A majority of contracts contain an entire agreement clause. Also known as an integration clause or merger clause, an entire agreement clause declares that the contract represents the complete and final agreement, thereby protecting the contracting parties. In other words, the contract supersedes any prior agreements the contracting parties might have made with regard to the subject of the contract.
It is crucial in contracts to spell out that the contract only covers the provisions written into it and that no other agreements, whether oral or written, are to be expected. This need is the main reason for an entire agreement clause and indicates that any previous drafts of the contract, oral agreements between the parties or letters of intent are no longer valid unless provided for in the contract. This effectively stops either party from claiming that there are other promises and terms to the agreement that are not written into the contract.
Basic business contracts where entire agreement clauses can be found include:
- Employment contracts. These contracts typically detail salary, benefits and retirement provisions. An entire agreement clause prevents employees from coming back later and claiming they are owed more than the contract specifies.
- Franchise contracts. These contracts cover the agreement between the franchisor and franchisee and stop the franchisee from demanding more than is provided for in the contract.
- Sale of goods contracts. These contracts indicate price, amount and terms of delivery. Here the clause prevents a customer from declaring that the salesperson promised more than is written into the contract.
Parol Evidence Rule
Once an entire agreement clause has been inserted into a contract, it is termed an “integrated contract.” According to the parol evidence rule, once a contract is integrated in a written contract, it becomes the exclusive statement as to the terms of the contract. Although the term parol refers to oral agreements, the parol evidence rule also applies to written agreements.
Guidelines to Consider
When drawing up a contract with an entire agreement clause, you should consider these guidelines:
- Because it is an operative provision, place the entire agreement clause near the end of the contract along with a choice of law provision and an arbitration clause.
- Because the entire agreement clause excludes all oral and written agreements made before the contract, be sure that any agreements made are addressed in the contract.
A basic entire agreement clause includes a statement declaring that the contract represents the entire agreement between the contracting parties. This agreement also states that the agreement supersedes all other agreements that have come before it. Entire agreement clauses are generally enforceable throughout the world and can be used on international contracts.
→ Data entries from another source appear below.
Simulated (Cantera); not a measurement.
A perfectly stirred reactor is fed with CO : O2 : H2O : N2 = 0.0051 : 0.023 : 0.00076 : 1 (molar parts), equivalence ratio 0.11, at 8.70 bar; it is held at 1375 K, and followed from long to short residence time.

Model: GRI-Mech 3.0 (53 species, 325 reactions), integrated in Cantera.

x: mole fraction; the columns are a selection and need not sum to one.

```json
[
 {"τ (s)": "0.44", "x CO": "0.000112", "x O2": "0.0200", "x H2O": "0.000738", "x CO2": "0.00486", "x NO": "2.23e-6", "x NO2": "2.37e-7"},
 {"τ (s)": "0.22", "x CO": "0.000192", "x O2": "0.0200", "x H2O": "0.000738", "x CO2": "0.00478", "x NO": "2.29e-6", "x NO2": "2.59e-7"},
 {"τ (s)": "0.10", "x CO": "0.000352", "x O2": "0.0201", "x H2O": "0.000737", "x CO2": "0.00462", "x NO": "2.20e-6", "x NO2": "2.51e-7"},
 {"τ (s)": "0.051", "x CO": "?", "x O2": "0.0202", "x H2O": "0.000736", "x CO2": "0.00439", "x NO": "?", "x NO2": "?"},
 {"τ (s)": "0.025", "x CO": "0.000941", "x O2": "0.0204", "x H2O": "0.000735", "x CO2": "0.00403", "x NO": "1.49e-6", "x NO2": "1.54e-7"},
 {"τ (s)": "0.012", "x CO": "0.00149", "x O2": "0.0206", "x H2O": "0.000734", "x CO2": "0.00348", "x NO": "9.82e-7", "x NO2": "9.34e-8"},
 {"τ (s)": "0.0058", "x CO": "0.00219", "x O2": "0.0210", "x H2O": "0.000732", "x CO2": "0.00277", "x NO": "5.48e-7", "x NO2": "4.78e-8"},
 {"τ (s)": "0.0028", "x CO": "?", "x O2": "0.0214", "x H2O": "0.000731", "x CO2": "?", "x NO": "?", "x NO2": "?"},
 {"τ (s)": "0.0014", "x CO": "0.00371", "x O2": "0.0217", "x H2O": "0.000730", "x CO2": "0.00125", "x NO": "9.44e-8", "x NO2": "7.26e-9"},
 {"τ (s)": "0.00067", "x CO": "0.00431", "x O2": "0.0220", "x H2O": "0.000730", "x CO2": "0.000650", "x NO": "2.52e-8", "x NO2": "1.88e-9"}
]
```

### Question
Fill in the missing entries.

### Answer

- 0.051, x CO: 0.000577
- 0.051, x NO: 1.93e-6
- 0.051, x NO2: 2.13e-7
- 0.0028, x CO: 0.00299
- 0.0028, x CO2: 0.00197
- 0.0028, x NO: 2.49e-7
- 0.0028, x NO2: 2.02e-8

Sample Entire Agreement Clause
A more elaborate version of the entire agreement clause would read:
This Agreement and the Attachments hereto constitute the entire agreement between the contracting parties concerning the subject matter hereof. All prior agreements, discussions, representations, warranties and covenants are merged herein. There are no warranties, representations, covenants or agreements, expressed or implied, between the parties except those expressly set forth in this agreement. Any amendments or modifications of this agreement shall be in writing and executed by the contracting parties.
It is important to note that the entire agreement clause does not cover misrepresentation. The clause cannot be used in cases where one or both of the parties have acted in bad faith. An example is found in the disclosure laws in real estate where everything must be disclosed and, if not, the buyer can come back at the seller. Contracts can be written where the buyer accepts everything as is and has no legal avenues in case of misrepresentation.